Chairman of the Kwabena Nketia Centre for Africana Studies, Prof. Kofi Asare Opoku, has emphasized the need for Founder’s Day to be commemorated with a series of national activities that exhibit the ideals of Dr. Kwame Nkrumah.
Founder’s day is a day statutorily set aside to observe the birthday of Ghana’s first President, Dr. Kwame Nkrumah and other founding fathers of the country.
It is usually celebrated on September 21, but there have been concerns as to why no national event is held on the day in honour of the heroes who fought for the country’s independence.
Prof Asare Opoku believes a well-co-ordinated programme to celebrate Dr Nkrumah on the day, will serve as inspiration to many Ghanaians
“The Founder’s day should be a day on which we remember the achievements of Nkrumah. His speeches etc. There should be competitions and some people should write poems about Nkrumah, plays, songs etc.
“The founder’s day is not a day to sleep. It is a day of inspiration when the story of Nkrumah must be told and retold and we Nkrumah achieved a lot because he believed in himself and stood firmly as an African and that is where his confidence came from and we are eroding that confidence which belongs to us naturally by merely imitating others.”
Kwame Nkrumah was born as Francis Nwia Kofi Ngonloma in Nkroful, Gold Coast. Nkrumah studied to be a teacher at Achimota School in Accra from 1925 to 1935.
For the following five years he worked as a teacher in several schools in the Gold Coast including a Roman Catholic school in Axim, while he was saving money to continue his education in the United States of America.

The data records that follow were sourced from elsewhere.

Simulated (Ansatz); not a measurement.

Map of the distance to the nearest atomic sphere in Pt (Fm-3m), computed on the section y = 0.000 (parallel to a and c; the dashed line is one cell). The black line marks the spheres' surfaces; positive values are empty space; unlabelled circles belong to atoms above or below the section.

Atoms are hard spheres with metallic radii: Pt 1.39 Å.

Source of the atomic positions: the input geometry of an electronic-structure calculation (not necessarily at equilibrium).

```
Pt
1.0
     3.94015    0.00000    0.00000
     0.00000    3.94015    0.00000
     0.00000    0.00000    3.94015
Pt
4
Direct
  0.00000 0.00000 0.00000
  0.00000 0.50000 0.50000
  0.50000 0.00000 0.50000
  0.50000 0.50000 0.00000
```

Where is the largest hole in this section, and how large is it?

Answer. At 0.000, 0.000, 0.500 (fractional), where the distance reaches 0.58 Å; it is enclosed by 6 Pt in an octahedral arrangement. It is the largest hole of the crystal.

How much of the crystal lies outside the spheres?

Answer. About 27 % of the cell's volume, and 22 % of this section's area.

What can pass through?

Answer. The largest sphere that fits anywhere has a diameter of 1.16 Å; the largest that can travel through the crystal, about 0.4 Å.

In 1935, Nkrumah sailed from Takoradi, Gold Coast, to Liverpool, England, and made his way to London, England, where he applied and received his student visa from the American Embassy.
It was while Nkrumah was in London in late 1935 that he heard the news of the Invasion of Abyssinia by fascist Italy, an event that outraged the young Nkrumah.
This prompted him to set his sights on a political career. In October 1935, Nkrumah sailed from Liverpool to the United States, where he enrolled at the Lincoln University of Pennsylvania.
He completed his Bachelor of Arts degree in 1939, and then he completed his Bachelor of Sacred Theology degree in 1942.
Nkrumah also earned his Master of Science degree in education from the University of Pennsylvania in 1942, and then his M.A. in philosophy in 1943.